Sam Mendoza: Witnessing History
January 26, 2009
Mendoza was still amazed two days after the inauguration by what he had seen in Washington, D.C.
“My inauguration experience was incredible,” said Mendoza upon his return. “The trip was well worth getting up at 2 a.m., walking two miles to the National Mall and staying up for hours in the freezing cold.”
Mendoza said that watching history happen before his eyes was sobering and exciting.
“The atmosphere was electric,” he said. “Seeing millions of people from around the world come together for this moment in history is something I will cherish for the rest of my life. I’m glad that when I get older I can look back and be able to say, ‘I was there, a witness to history.’”
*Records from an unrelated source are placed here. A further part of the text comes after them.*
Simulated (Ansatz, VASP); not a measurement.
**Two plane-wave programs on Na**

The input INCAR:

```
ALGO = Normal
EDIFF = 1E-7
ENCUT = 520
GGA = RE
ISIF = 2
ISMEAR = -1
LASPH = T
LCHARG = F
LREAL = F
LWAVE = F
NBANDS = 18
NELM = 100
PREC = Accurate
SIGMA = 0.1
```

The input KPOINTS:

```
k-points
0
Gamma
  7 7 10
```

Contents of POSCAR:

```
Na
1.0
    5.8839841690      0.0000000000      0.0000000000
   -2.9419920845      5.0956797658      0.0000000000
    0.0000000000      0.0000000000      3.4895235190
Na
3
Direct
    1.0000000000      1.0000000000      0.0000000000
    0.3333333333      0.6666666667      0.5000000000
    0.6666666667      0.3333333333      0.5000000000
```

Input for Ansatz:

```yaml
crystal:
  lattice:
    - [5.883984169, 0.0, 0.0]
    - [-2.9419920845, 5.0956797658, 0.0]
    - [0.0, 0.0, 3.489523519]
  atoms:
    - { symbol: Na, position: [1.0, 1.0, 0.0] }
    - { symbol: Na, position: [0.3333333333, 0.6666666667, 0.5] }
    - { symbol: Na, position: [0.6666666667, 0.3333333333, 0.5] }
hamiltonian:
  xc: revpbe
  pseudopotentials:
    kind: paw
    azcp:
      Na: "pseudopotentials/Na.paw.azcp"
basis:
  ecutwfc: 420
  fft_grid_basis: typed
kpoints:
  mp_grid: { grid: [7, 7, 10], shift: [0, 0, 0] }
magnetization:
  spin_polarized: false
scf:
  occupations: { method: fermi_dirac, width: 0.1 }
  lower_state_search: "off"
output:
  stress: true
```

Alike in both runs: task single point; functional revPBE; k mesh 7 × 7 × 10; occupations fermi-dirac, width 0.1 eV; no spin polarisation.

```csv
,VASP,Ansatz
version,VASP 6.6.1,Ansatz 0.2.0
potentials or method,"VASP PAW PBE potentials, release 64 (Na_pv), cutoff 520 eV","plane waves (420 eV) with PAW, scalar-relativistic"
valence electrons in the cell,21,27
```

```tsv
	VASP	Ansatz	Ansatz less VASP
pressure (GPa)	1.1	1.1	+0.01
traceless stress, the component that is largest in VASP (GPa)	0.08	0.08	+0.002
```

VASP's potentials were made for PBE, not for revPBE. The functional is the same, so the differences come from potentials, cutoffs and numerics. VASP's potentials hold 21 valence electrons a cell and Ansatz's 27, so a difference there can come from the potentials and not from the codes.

Participant activities during the inauguration trip included panel discussions with political experts on current events and topics. The conference ran Jan.17-21 and the students heard several noted speakers, including former vice president Al Gore, retired Joint Chiefs of Staff chairman Gen. Colin Powell and filmmaker/author Eric Weihenmayer, a blind man who climbed Mt. Everest.
Mendoza, a senior fine arts major from Brownwood and president of the University Center Program Council, received a letter in July from the University Presidential Inaugural Conference stating that he had been accepted to attend the five-day event in Washington, D.C.
“I went to a National Youth Leadership Forum on technology,” Mendoza said. “Since I’m an alumnus, they offered me a chance to go to the inauguration.”
Mendoza said he wasn’t aware of a connection between the NYLF and the inaugural conference, so the invitation came as a surprise.
“One day when I got home, there was a letter for me, all presidential looking with stars and stripes and a little capitol dome on it,” Mendoza said. “It said the conference was coming up and they wanted me to be there.”
According to the inauguralscholar.org Web site, participation in the conference is reserved exclusively for alumni of the National Youth Leadership Forum (NYLF), the Congressional Youth Leadership Council (CYLC) and the International Scholar Laureate Program (ISLP).
The Web site states that scholars invited must have attended one of the programs, met the academic requirements and demonstrated leadership qualities necessary to make positive contributions to the quality and integrity of the inaugural conference.
Despite the political scene Mendoza found himself in, he said he isn’t focused on politics at this point of his life and watched the events more for the historical context.
After returning from the inauguration, Mendoza is shifting his focus back to his two main concerns, completing his fine arts degree in graphics design and presiding over the UCPC’s planning and implementation of campus activities.
When he pushes away from his graphic artwork on a computer screen, a strong sense of community pulls Mendoza toward his duties with the UCPC.
Mendoza has been involved with the program council since he began volunteering time for credit in a university studies class. From there, he became a UCPC committee member entertainment chairman for two years and, finally, its president.
“I would like to continue as UCPC president,” Mendoza said. “Every year, they start with new applications and interview processes, and we have to reapply. I love to do this and after being here for so long, I can see myself doing something like this for a career – like promoting events.”
Director of Student Involvement Rick Greig sees Mendoza as a driving force behind the UCPC’s performance.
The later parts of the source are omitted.